And the bad news? It found that 31% of respondents had a negative reaction to this change, versus 22% with positive views – a net gap of nine points. Drilling down further into the specifics revealed that 12% of the panel “liked” the rechristening to X and 10% were “excited” by it; some 20%, by contrast, “disliked” the change and 11% were “unhappy” with it.

Thirty-nine percent of the sample, when discussing the same topic, agreed they either “don’t care” or it “makes no difference to me” – an indifferent audience which could potentially be swayed either way about the X brand depending on its strategy going forwards.


Tracksuit also reported that 23% of participants said they would use the platform less following the rebrand, versus 10% who anticipated increasing this activity. Two-thirds of those polled suggested their behavior will be unchanged, leaving another net decline for the brand.

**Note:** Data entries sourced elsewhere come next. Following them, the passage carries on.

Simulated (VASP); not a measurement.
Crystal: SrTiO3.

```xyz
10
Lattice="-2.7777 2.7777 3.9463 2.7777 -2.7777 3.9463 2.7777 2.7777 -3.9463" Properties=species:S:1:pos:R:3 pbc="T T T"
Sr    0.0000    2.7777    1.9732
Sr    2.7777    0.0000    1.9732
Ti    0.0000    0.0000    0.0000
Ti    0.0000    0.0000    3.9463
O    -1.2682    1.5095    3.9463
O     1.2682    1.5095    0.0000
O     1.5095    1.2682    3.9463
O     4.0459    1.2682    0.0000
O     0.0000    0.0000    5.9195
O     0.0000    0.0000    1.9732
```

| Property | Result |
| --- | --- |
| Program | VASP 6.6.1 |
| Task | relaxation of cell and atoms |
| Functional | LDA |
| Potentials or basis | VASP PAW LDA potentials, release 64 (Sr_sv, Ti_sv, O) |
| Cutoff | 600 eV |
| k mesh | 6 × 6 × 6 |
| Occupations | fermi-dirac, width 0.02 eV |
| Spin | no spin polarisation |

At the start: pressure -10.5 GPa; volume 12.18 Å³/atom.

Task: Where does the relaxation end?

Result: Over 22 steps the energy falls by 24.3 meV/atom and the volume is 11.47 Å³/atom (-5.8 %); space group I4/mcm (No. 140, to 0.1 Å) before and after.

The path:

And recent data has corroborated Tracksuit’s insights: X’s web usage and app downloads have both declined, while user churn has risen.

Brand value is hard won, quickly lost

Rebrands can be implemented for a variety of reasons: A strategic pivot, entering a new industry, responding to a corporate crisis, and so on.

In the case of Twitter, however, part of the motivation appears simply to be fulfilling a long-held desire of Musk – who acquired the platform in late 2022 – to run a brand named “X”.

Beyond that, the sudden announcement epitomized Musk’s haphazard approach to operating a cornerstone of the social media ecosystem, which quickly led many advertisers to pull back from the service as they worried about reduced content moderation and platform instability.

An optimistic spin on the rebrand is that it creates new space for a transformation in user expectations, in line with a stated goal to develop an “everything app” that, in the words of Linda Yaccarino, X’s CEO, will be “centered in audio, video, messaging, payments/banking” and deliver “a global marketplace for ideas, goods, services, and opportunities.”

Data from Tracksuit’s always-on US consumer panel offers (extremely) qualified support for this notion, as X outperformed Twitter on perceptions of being “innovative” among people who would consider using these brands. The gap, however, was just two percentage points – and both X and Twitter lagged behind Reddit, Instagram and TikTok on this metric.


Simultaneously, the rebrand wiped out considerable equity that had been accrued over many years by one of social media’s best-known properties. Prior to the rebrand, one study estimated that Twitter’s value had already dropped by 32%, or $3.2bn, year on year following Musk’s takeover; after the rebrand, industry-watchers pegged that figure at between $4bn and $20bn.

One key contributor to that outcome is the demise of numerous distinctive assets (also sometimes known as “fluent devices”, and which are the foundations of a brand’s enduring strength) that are – or, at least, were – inextricably connected with Twitter.

The most visible example: Its blue bird logo was a widespread feature on brand and media websites as a link to their Twitter feeds, while hanging decals let physical stores and small businesses show they wanted to engage consumers in the digital world. (X’s logo, by contrast, has been called “optically misaligned” and compared with an “authoritarian symbol”.)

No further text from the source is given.